KUCHING: Digi.Com Bhd’s (Digi) diversification of funding sources, capitalisation on new growth opportunities and enhancement of operational efficiencies plans have left analysts with a neutral view on the group.
According to the research arm of Kenanga Investment Bank Bhd (Kenanga Research), Digi is set to leverage on the group’s current strong company profile, which could allow the group to secure more cost efficient funding through the growing Islamic financial market.
“The group is aiming to issue sukuk programmes in the coming months but has yet to determine the size as well as the interest rate,” Kenanga Research said.

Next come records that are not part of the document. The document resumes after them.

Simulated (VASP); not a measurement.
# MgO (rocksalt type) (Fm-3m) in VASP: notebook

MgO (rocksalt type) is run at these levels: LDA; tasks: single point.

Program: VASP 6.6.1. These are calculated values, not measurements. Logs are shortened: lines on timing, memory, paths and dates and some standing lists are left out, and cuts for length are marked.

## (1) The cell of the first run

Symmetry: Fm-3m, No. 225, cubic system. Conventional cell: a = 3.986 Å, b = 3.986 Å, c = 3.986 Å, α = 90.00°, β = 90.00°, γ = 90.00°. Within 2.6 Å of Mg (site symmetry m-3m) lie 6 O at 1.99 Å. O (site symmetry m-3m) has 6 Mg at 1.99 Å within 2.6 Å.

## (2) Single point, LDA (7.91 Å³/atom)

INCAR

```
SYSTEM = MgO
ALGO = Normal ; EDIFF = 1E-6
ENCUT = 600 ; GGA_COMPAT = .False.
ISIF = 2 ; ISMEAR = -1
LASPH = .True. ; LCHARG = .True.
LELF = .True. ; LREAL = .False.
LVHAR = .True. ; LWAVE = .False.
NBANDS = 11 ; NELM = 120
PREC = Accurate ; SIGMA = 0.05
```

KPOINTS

The research arm noted that Digi also highlighted the group has no intention to distribute dividends via leveraging on its financial and prefer to keep its net debt/earnings before interest, tax, depreciation and amortisation (EBITDA) ratio at below two-fold (versus 0.6-fold as of end-financial year 2016 (FY16)) in the next three years.
Kenanga Research recapped that Digi secured approval to raise RM5 billion through via sukuk programmes last week, which would be used for capital expenditure (capex) and working capital.
“The programmes comprise of a 15-year Islamic medium term note (IMTN) of up to RM5 billion in nominal value and a seven-year Islamic commercial paper (ICP) of up to RM1 billion in nominal value.
“The combined limit is up to RM5 billion in nominal value where RAM has assigned AAA/Stable and P1 ratings for the IMTN/ICP programmes, respectively,” it said.
On new growth opportunities, Kenanga Research noted that despite market condition remaining challenging in 2017, Digi aspires to turn in stronger performance than the industry through improved efficiencies and service revenue and EBITDA margin at around 2016 levels.
The research arm further noted that the key priorities in FY17 will continue focusing on relentlessly growing postpaid and prepaid opportunities while defending core service revenue streams.
“The group intends to continue leveraging on its fiercer network to further strengthening its position in the consumer and enterprise postpaid segments while finding ways to stabilise and increase its profitability in the prepaid division.
“Besides, Digi will continue to grow its digital capabilities and set to become customers’ favourite partner for digital lifestyle,” Kenanga Research said.
All in, the research arm concurred with the management’s view and believed the industry will continue to remain stagnant while waiting for the next growth opportunity to arise.
Kenanga Research highlighted that besides defending core telco revenue streams, Digi also plans to enhance the group’s operational efficiencies via expediting digital transformation as well as efficient use of the strategic spectrum which is 900 megahertz (Mhz) band.
It pointed out that the group is set to introduce more digital services in the coming months that cater to customers’ evolving needs and digital lifestyle as well as drive differentiation through strategic business themes, cross networking, products and services, and channels.
“Besides, management also plans to transform its network to the cloudbased model (which able to accommodate higher data capacities) and leverage on Telenor global scale on sourcing, infrastructure collaborations and talent.
“In short, Digi is aiming to achieve one to three per cent per annum operating cost reduction over the next three years,” the research arm said.
The research arm had imputed some degree of operational efficiencies in its FY17/FY18E financial models.
All in, Kenanga Research made no changes to its FY17/FY18E earnings estimates.
Kenanga Research also maintained its ‘market perform’ rating (in view of Digi’s Syariah compliance status and solid balance sheet) with an unchanged target price of RM4.74 per share, based on targeted FY17E equity value (EV)/forward EBITDA of 13-fold (representing an unchanged -1-fold standard deviation below its two-year mean).